Walter's Purple Heart was my third and last Simon & Schuster novel, my fifth published book, released in the Spring of 2002. It's back in "print" in ebook format as of October 2012.

There's a reason I brought these backlist titles out in ebook only: for those who prefer paper books, there are lots of hardcovers still to be had. Both Amazon and Barnes Noble online have out-of-print books listed, both new and used, and Abebooks.com is a good source as well. 

In my own words:

Michael Steeb is an aimless 21-year-old pot farmer, going nowhere in a Central California town. Walter Crowley was a young soldier killed in the Second World War 40 years earlier. What do these two have in common? They are the same person. Walter’s spirit was reincarnated as Michael. Yet Walter is still separate, still very much Walter. When Michael, playing with his roommate’s Ouija board, asks why, Walter the spirit says, “I wasn’t done being Walter. I think I’m stuck.”

And he has exploded into Michael’s life for a reason. Only Michael can get him unstuck. Walter wants him to find Andrew, Walter’s best buddy from the war years, and Mary Ann, the fiancée he left behind. Michael finds them—married to each other. Now his task is to convince them that he has access to the memories of their loved one 40 years gone. Mary Ann is “a knower,” and not a tough sell. She can sense the familiar in Michael. Andrew doesn’t bend easily, and he sets out to prove that Michael is the worst sort of con man. Meanwhile the old romance rekindles between Michael and Mary Ann, despite the harsh reality of the difference in their ages.

Michael must do the near impossible: lead Walter’s mother and middle-aged brother to some kind of closure, make a believer of Andrew, and deliver the truth about Walter’s purple heart and the forgiveness that’s been missing for so many years.

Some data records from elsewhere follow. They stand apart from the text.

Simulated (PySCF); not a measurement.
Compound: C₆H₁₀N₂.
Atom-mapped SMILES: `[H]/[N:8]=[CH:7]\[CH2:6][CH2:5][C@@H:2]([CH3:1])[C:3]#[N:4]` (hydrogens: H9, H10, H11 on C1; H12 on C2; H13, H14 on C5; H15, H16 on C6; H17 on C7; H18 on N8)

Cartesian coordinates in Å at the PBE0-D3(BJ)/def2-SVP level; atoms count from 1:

Here's what the reviewers had to say: 

The Denver Post said, "In her latest remarkable novel, 'Walter's Purple Heart,' Catherine Ryan Hyde serves up 315 distinctive pages of reconciliation and hope. 'Walter's Purple Heart,' has been called 'sentimental,' as if that negates its literary and human value, when the opposite is actually true. Hyde subtly captures the most powerful elements of sentiment—qualities we all recognize and understand—and adds a dash of metaphysical hope. She suggests that when it comes to love, nothing is ever truly lost, but rather redirected. In the hands of a lesser author, the effort might have fallen flat. But thanks to Catherine Ryan Hyde's unwavering brilliance, 'Walter's Purple Heart' is a clear-cut gem—just what the doctor ordered for a nation with wounds on the mend." (Kelly Milner Halls)
The Milwaukee Journal Sentinel said, "With 'Pay It Forward,' Catherine Ryan Hyde displayed her talent for portraying human emotions. She underscores that gift with 'Walter's Purple Heart' in which she not only tugs at heartstrings but also deftly plays them while building to a poignant crescendo. It takes a perceptive and gentle-hearted writer to create a Walter who says, '...there's nothing so remarkable about me. Except that I'm Walter. And I'm Walter in a way that nobody else ever has been before or ever will be again. And I honestly believe that Walter-ness counts for something.' Indeed, it does." (Gail Cooke)
Library Journal said, "Hyde is a remarkable, insightful storyteller, creating full-bodied characters whose dialogue rings true, with not a word to spare. This is likely to gain the same attention, and probable film treatment as her Pay It Forward: it's compelling enough that readers may find themselves finishing it at a single sitting."
Booklist said, "Hyde's previous novels contain an element of the extraordinary, and this one is no different. With humor and thoughtfulness, Hyde crafts a plot unconventional yet comfortably familiar."